Question-and-Answer Session
Operator
Your first question comes from the line of Jim Covello with Goldman Sachs. Go ahead, sir.
Kate Kotlarsky - Goldman Sachs
Hi. This is Kate Kotlarsky for Jim Covello. I had a couple of questions. One is you talked about the semiconductor market potentially being sort of the last to recover, as you look at all of your businesses. At the same time, we are already seeing a little bit of an improvement off of the bottom, granted off of the low base, but there is some improvement.
And you alluded to some of your customers, talking about improvement in shipments, et cetera. So I was just wondering where your comment was more about kind of significant improvement in business related to capacity buys or whether that was also related to some of the technology related buying we are already seeing from your customers?
Hans Betz
I think in reality, it's both. What we see at this point in time is some kind of silver lining, but it's hard for us to derive from these kind of stabilizing effect. We have higher service revenue. We see some (QAM) prices stabilizing. We see a higher fab utility.
All those indications are positive, but they are not strong enough in order to derive something very strong as a rebound from that. We are just cautiously optimistic. But I think as long as no new fabs are really being announced than except the Intel fab and AMD fab, we haven't heard anything around that too. As long as this is not happening, we don't think there is a very fast recovery.

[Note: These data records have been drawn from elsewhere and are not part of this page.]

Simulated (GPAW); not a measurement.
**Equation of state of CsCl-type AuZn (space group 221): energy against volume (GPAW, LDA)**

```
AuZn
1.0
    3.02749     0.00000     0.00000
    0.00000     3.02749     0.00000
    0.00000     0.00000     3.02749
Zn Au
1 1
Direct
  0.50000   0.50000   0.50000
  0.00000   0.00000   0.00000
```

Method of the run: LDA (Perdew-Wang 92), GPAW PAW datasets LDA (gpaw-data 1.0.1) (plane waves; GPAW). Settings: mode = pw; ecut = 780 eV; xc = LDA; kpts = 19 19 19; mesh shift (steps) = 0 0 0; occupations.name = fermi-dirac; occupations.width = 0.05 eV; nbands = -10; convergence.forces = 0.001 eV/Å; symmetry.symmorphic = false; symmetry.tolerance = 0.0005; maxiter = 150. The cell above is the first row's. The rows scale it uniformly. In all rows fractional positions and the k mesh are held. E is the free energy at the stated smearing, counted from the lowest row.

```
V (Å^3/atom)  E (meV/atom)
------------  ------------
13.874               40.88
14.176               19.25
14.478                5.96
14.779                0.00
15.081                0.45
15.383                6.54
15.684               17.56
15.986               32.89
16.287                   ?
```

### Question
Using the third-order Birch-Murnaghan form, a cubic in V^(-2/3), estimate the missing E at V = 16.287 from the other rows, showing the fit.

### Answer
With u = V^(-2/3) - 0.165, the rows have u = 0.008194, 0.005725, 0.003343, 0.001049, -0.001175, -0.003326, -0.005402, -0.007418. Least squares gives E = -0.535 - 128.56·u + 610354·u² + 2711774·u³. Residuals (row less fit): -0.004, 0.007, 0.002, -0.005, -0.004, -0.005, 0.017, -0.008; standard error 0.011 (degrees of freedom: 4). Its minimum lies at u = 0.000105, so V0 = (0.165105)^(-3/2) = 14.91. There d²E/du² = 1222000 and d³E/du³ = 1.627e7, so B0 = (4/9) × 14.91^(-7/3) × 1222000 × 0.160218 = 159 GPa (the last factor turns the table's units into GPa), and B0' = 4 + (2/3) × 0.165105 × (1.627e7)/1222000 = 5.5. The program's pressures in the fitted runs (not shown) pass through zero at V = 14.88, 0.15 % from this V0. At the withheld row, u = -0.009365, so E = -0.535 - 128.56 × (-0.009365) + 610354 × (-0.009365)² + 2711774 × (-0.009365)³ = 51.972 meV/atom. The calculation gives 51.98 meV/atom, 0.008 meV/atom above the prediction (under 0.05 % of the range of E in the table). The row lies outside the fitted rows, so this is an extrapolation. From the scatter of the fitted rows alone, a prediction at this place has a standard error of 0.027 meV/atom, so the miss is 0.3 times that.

Kate Kotlarsky - Goldman Sachs
And if we just think about your guidance for Q1, if you think about the various market segments, how should we think about what's doing relatively better or worse as you see it in Q2?
Hans Betz
In Q2, we see definitely a much better solar business, in particular coming out of Europe and China. And I think we still are very, very cautious as far as the semiconductor market is concerned. Again, we haven't seen any strong recovery in our orders from this market, even though Lam and Novellus indicated shipments up in Q2 in a pretty substantial manner, 35% and 28%.
But because it didn't trickle down to us yet, I think we think it's more burning through the inventory, which may be a good sign, but it's not necessarily something which gives a strong indication that everything is rebounding on the semi side.